# DataMop Tutorial

Welcome to the tutorial for `datamop`, the ultimate Python package for cleaning and preparing your datasets with minimal effort. Data cleaning can often feel like the most tedious part of any data analysis or machine learning project. Missing values, inconsistent scales, and different data types can slow you down and distract from the real task: extracting insights from your data.

That is where `datamop` package comes in! This powerful, easy-to-use package automates many of the common data cleaning tasks, like imputing missing values, encoding categorical features and scaling numerical features, saving you time and effort while ensuring your data is consistent, complete, and ready for analysis.

Here we will show example usages for each function in the package, including `sweep_nulls`, `column_encoder`, and `column_scaler`. Your messy data will be ready to use after using this robust package. With `datamop`, you can focus more on analysis and less on tedious preprocessing. 
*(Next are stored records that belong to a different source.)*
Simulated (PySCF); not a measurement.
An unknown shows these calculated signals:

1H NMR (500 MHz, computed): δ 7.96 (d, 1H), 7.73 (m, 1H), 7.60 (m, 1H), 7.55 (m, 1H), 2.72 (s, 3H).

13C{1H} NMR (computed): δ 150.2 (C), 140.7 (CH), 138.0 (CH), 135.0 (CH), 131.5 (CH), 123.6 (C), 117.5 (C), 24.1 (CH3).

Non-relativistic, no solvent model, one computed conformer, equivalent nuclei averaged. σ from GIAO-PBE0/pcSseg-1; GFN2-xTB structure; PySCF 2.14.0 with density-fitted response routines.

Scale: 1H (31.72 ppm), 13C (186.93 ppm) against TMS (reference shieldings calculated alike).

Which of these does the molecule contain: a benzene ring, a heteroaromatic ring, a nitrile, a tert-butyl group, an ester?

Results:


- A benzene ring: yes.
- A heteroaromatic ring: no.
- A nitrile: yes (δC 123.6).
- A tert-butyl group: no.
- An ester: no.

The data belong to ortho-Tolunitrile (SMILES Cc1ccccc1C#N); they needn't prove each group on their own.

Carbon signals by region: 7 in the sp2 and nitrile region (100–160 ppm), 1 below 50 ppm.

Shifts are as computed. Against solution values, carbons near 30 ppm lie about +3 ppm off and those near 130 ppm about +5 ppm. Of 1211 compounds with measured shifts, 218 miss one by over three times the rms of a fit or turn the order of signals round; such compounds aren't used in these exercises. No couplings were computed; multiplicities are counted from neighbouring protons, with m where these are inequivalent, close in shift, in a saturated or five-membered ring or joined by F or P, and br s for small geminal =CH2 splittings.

## Importing and Version Checking


Before we get started, let's install and import the `datamop` package. We will demonstrate each functions in the `datamop` package with examples using the Airbnb Open Data from kaggle.

In [60]:
# import modules
import pandas as pd
import numpy as np
from datamop.sweep_nulls import sweep_nulls
from datamop.column_encoder import column_encoder
from datamop.column_scaler import column_scaler

# import Airbnb Open Data
data = pd.read_csv("../src/data/Airbnb_Open_Data.csv")

## Handling missing values with `sweep_nulls()`

One of the most common challenges in data cleaning process is dealing with missing values. `datamop` provides a convenient method called `sweep_nulls()` to help you handle these issues effortlessly. The `sweep_nulls()` function scans your dataset for missing values and allows you to handle them using various strategies, including 'mean'(numeric only), 'median'(numeric only), 'mode', 'constant', and 'drop'.

Let's start by checking the missing values in the dataset:

In [None]:
data.info()

In [None]:
data.head()

In [None]:
data.isnull().sum()

### Imputing all columns

When dealing with datasets containing missing values across multiple columns, `sweep_nulls()`makes it easy to impute all columns simultaneously. This feature ensures consistent handling of missing data throughout the dataset, whether you’re using the mean, median, mode, or a custom value for imputation.

Since 'mean' and 'median' are designed for numerical features only, it is better to use 'mode', 'constant' or 'drop' when you have mixed data types in the dataset. 

In [None]:
# using mode to impute missing value with the most common values in the column
sweep_nulls(data, strategy='mode')

In [None]:
# using constant to impute missing value with a number
sweep_nulls(data, strategy='constant', fill_value=-999)

### Imputing specific numerical columns

If you want to focus on imputing missing values in specific numerical columns of your dataset without affecting other columns, you can achieve this by using `sweep_nulls()` to select the desired columns and apply an imputation strategy only to them.

In [None]:
# using mean to impute price and service fee columns
sweep_nulls(data, strategy='mean', columns=['price', 'service fee'])

In [None]:
# using constant to impute price and service fee columns with a negative number
sweep_nulls(data, strategy='constant', columns=['price', 'service fee'], fill_value=-999)

### Imputing specific categorical columns

When working with datasets containing missing values in categorical columns, you can impute missing values in specific categorical columns using common strategies like filling with the mode, or a custom value.

In [None]:
# using constant to impute missing value with a string
sweep_nulls(data, strategy='constant', columns=['host_identity_verified'], fill_values='missing')

In [None]:
# using mode to impute missing value with the most common values in the column
sweep_nulls(data, strategy='mode', columns=['country'])

### Dropping columns

When working with datasets, some columns may have excessive missing values, which makes them unhelpful for analysis. Imputing them can introduce noise, therefore `sweep_nulls()` allows you to drop columns with missing values.

In [None]:
# dropping one column
sweep_nulls(data, strategy='drop', columns=['instant_bookable'])

In [None]:
# dropping multiple columns
sweep_nulls(data, strategy='drop', columns=['instant_bookable', 'host_identity_verified'])

## Scaling Numerical Features with `column_scaler()`

When working with numerical data, inconsistent scales can distort analysis or machine learning results. 
For example, a column measuring `price` in thousands might dominate another column measuring `rating` on a 1-5 scale. 
To avoid this issue, scaling the numerical data to a consistent range or distribution can mitigate this problem.

The `column_scaler()` function in the `datamop` package allows users to scale any numeric column in a dataset. It supports two methods:
- **Min-Max Scaling**: Scale values to a specific range, such as `[0, 1]` or `[10, 20]`.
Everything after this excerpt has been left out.